Business credit cards carry a lot of benefits.
If you’re new to owning a business, they can be a great way to build your business credit score, which can help you secure financing (like a good long-term loan) in the future. Some of them come with excellent rewards programs, like cash back or points for travel. And, when used responsibly, they can even act as a short-term loan to help you finance your business.
But just as consumers are with personal credit cards, a lot of business owners are under-informed about best practices when it comes to using a business credit card. And, while there are a few key differences between credit cards for business and personal credit cards, the way they work is very similar.
One thing that people often get wrong when it comes to business credit cards is carrying a balance. Many believe that carrying a balance from month to month is good for your credit score—but is it actually?
Lies You’ve Been Told About Carrying a Balance
Business credit scores take into account much of the same criteria as personal credit scores. The main difference, though, is that personal credit records are kept private, while business credit records are public and available to anyone who pays to access them.
Just like a personal credit score, two of the biggest factors in determining your business credit score are your payment history and credit utilization ratio. And in order to have a payment history and a credit utilization ratio in the first place, you need to have credit accounts open—and use them.

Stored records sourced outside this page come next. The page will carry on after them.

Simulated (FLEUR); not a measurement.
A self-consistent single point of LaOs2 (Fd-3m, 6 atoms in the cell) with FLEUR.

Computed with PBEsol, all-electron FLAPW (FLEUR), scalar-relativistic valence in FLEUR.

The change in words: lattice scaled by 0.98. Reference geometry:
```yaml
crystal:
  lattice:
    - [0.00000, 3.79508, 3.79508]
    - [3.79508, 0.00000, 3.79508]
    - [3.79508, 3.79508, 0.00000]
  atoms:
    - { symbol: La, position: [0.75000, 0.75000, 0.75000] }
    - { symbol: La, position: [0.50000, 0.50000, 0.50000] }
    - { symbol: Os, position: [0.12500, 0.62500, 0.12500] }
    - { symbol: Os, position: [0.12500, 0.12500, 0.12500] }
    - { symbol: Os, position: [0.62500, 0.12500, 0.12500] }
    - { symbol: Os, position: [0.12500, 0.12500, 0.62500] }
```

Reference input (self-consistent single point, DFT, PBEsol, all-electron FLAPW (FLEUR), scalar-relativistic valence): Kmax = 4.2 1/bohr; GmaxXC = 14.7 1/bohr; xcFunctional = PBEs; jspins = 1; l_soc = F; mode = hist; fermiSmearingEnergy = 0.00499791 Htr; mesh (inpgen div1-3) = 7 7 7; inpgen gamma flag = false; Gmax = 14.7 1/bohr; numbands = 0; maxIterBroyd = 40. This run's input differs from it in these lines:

Credit bureaus like to see that your credit utilization ratio is under 30%. This means that you should only be using an average of less than 30% of all of your available credit at any given time. If your total credit line is $10,000, you should try to only owe a maximum average of $3,000.
Because credit utilization ratio is so high on the list of important credit-scoring factors, many believe that carrying a balance is helpful in building their credit score, as long as they make their minimum payment each month. In fact, according to a recent Bankrate survey, 51% of consumers believe that carrying a high balance is good for credit health.
Carrying a balance, however, is not the same as utilizing your credit. In fact, it can be quite risky.
After your credit card bill is due, you’ll start owing interest on any amount you didn’t pay by the due date. And depending on your specific business credit card’s terms and conditions, that could be an annual percentage rate (APR) of over 20%. The longer you wait to pay off your balance, the more interest you’ll end up accruing.
Another myth a lot of people believe about carrying a balance is that it helps your credit score because you pay more in interest. If card issuers are making more money off of your interest payments, you’re sure to have a higher score, right?
This couldn’t be further from the truth. While the percentage of credit used does impact your credit score, the amount you’ve spent or the amount credit card issuers make off of you does not make any positive difference. If you end up digging yourself deep into a hole of debt, it will only hurt your business.
Additionally, many believe that their business credit cards won’t affect a personal credit score, which isn’t true. Many business credit cards do report to consumer credit bureaus—and some only report when the information being shared is negative. It’s important to remember that your actions as a business owner may still affect your personal credit history, no matter how diligently you separate your business and personal finances.
Risks of 0% APR Business Credit Cards
When they need to make a big purchase, a lot of business owners turn to a credit card with a 0% APR introductory offer. These cards can be a lifesaver, because they allow you to pay down your debt interest-free for a specified period of time—sometimes even as long as 15 months.
But these special offers come with their own set of risks. For example, as soon as the APR kicks in, your existing debt will start accruing interest, perhaps much faster than you’d expect. Business credit cards with the lowest interest rates still typically charge at least 12%. If you’re not careful about paying off your balance before the APR kicks in, you could end up paying much more than you bargained for.
How To Best Use Your Business Credit Card
As you’ve probably gathered, using a business credit card is kind of a catch-22: you need to use it in order to build your credit history and gain more business opportunities in the future, but using it too much and not paying off your debts could be incredibly damaging for your business.
While a business credit card can be great for building business credit (particularly for new business owners who may not be able to receive other forms of business financing), you have to be careful not to use it so much that you end up deeply in debt. Luckily, there are a few best practices to always keep in mind that will help you avoid this.
For one thing, never use your business credit card for personal expenses—or your personal credit card for business expenses. You need to keep these separate for tax purposes, and starting as early as possible can save you many major headaches down the line.
When starting off, only charge necessities to your business credit card—the purchases you’d have to be making, anyway. This will help you avoid taking on too much debt, because you’re only using the card to pay for things you already know you can afford.
Remember to closely monitor the interest rate on your card. It may change more often than you think, and you should regularly work any interest rate increases into your budget.
Finally, the best thing you can do to maintain good standing with your business credit card company, credit bureaus, and your own business finances is to pay your business credit card off in full each month. With regular usage and paying off your debts, your business credit score will only grow over time—and you don’t need to keep a running balance in order for that to happen.